There is probably a gadzillion different ways that you can manage and synchronize you configuration files (aka dotfiles) between different Linux/UNIX boxes – anything from custom symlink scripts, all the way to configuration management tools like Puppet and Ansible. Here are a few options to look at if you are not doing it already.
Personally, I’m using Ansible and I’m quite happy with it, as it allows me to have multiple playbooks (base configuration, desktop configuration, development setup, etc), and do more things than just manage my configuration files (install packages and tools that I often need, setup correct permissions, and more).
Recently, I came across this tutorial from Digital Ocean on how to manage your configuration files with git. Again, there are a few options discussed in there, as even with git, there’s more than one way to do it (TMTOWTDI).

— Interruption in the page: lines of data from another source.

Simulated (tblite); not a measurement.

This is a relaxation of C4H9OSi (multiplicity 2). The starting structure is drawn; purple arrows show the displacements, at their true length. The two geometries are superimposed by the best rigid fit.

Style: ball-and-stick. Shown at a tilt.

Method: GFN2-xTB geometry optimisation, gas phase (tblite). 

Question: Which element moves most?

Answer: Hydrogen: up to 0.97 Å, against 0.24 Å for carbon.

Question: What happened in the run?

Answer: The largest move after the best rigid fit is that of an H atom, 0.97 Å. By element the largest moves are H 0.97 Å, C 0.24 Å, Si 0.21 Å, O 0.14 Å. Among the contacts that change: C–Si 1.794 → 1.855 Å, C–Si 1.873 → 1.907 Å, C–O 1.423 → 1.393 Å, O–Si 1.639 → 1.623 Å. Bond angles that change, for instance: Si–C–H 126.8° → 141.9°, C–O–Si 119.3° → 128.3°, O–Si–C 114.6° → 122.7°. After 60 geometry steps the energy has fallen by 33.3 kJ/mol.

The one that I’ve heard about a long time ago, but completely forgot, and which I think is quite elegant is the approach of separating the working directory from the git repository:
Now, we do things a bit differently. We will start by specifying a different working directory using the
core.worktree git configuration option:
git config core.worktree "../../"
What this does is establish the working directory relative to the path of the
.git directory. The first
../refers to the
~/configs directory, and the second one points us one step beyond that to our home directory.
Basically, we’ve told git “keep the repository here, but the files you are managing are two levels above the repo”.
I guess, if you stick purely to git, you can offload some of the additional processing, such as permission changes and package installation, into one of the git hooks. Something like post-checkout or post-merge.